Re: [PATCH RFC 00/15] Add VFIO mediated device support and IMS support for the idxd driver.

From: Alex Williamson
Date: Sun Apr 26 2020 - 23:44:14 EST


On Sun, 26 Apr 2020 16:13:57 -0300
Jason Gunthorpe <jgg@xxxxxxxxxxxx> wrote:

> On Sun, Apr 26, 2020 at 05:18:59AM +0000, Tian, Kevin wrote:
>
> > > > I think providing an unified abstraction to userspace is also important,
> > > > which is what VFIO provides today. The merit of using one set of VFIO
> > > > API to manage all kinds of mediated devices and VF devices is a major
> > > > gain. Instead, inventing a new vDPA-like interface for every Scalable-IOV
> > > > or equivalent device is just overkill and doesn't scale. Also the actual
> > > > emulation code in idxd driver is actually small, if putting aside the PCI
> > > > config space part for which I already explained most logic could be shared
> > > > between mdev device drivers.
> > >
> > > If it was just config space you might have an argument, VFIO already
> > > does some config space mangling, but emulating BAR space is out of
> > > scope of VFIO, IMHO.
> >
> > out of scope of vfio-pci, but in scope of vfio-mdev. btw I feel that most
> > of your objections are actually related to the general idea of
> > vfio-mdev.
>
> There have been several abusive proposals of vfio-mdev, everything
> from a way to create device drivers to this kind of generic emulation
> framework.
>
> > Scalable IOV just uses PASID to harden DMA isolation in mediated
> > pass-through usage which vfio-mdev enables. Then are you just opposing
> > the whole vfio-mdev? If not, I'm curious about the criteria in your mind
> > about when using vfio-mdev is good...
>
> It is appropriate when non-PCI standard techniques are needed to do
> raw device assignment, just like VFIO.
>
> Basically if vfio-pci is already doing it then it seems reasonable
> that vfio-mdev should do the same. This mission creep where vfio-mdev
> gains functionality far beyond VFIO is the problem.

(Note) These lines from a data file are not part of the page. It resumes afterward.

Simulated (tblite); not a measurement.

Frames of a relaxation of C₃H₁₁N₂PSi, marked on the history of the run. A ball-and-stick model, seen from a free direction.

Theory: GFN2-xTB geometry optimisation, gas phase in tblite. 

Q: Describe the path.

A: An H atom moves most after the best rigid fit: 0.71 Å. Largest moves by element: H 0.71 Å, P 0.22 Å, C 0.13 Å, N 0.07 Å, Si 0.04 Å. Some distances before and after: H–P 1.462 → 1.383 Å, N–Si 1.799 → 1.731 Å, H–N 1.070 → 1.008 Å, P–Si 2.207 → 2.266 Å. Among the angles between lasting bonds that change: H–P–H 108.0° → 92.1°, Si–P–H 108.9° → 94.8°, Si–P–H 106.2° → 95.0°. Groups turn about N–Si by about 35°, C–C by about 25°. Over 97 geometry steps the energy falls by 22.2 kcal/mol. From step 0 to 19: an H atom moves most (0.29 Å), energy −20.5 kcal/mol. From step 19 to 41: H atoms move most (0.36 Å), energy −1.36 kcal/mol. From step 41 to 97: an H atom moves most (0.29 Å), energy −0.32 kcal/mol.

Ehm, vfio-pci emulates BARs too. We also emulate FLR, power
management, DisINTx, and VPD. FLR, PM, and VPD all have device
specific quirks in the host kernel, and I've generally taken the stance
that would should take advantage of those quirks, not duplicate them in
userspace and not invent new access mechanisms/ioctls for each of them.
Emulating DisINTx is convenient since we must have a mechanism to mask
INTx, whether it's at the device or the APIC, so we can pretend the
hardware supports it. BAR emulation is really too trivial to argue
about, the BARs mean nothing to the physical device mapping, they're
simply scratch registers that we mask out the alignment bits on read.
vfio-pci is a mix of things that we decide are too complicated or
irrelevant to emulate in the kernel and things that take advantage of
shared quirks or are just too darn easy to worry about. BARs fall into
that latter category, any sort of mapping into VM address spaces is
necessarily done in userspace, but scratch registers that are masked on
read, *shrug*, vfio-pci does that. Thanks,

Alex

> > technically Scalable IOV is definitely different from SR-IOV. It's
> > simpler in hardware. And we're not emulating SR-IOV. The point
> > is just in usage-wise we want to present a consistent user
> > experience just like passing through a PCI endpoint (PF or VF) device
> > through vfio eco-system, including various userspace VMMs (Qemu,
> > firecracker, rust-vmm, etc.), middleware (Libvirt), and higher level
> > management stacks.
>
> Yes, I understand your desire, but at the same time we have not been
> doing device emulation in the kernel. You should at least be
> forthwright about that major change in the cover letters/etc.
>
> > > The only thing we get out of this is someone doesn't have to write a
> > > idxd emulation driver in qemu, instead they have to write it in the
> > > kernel. I don't see how that is a win for the ecosystem.
> >
> > No. The clear win is on leveraging classic VFIO iommu and its eco-system
> > as explained above.
>
> vdpa had no problem implementing iommu support without VFIO. This was
> their original argument too, it turned out to be erroneous.
>
> Jason
>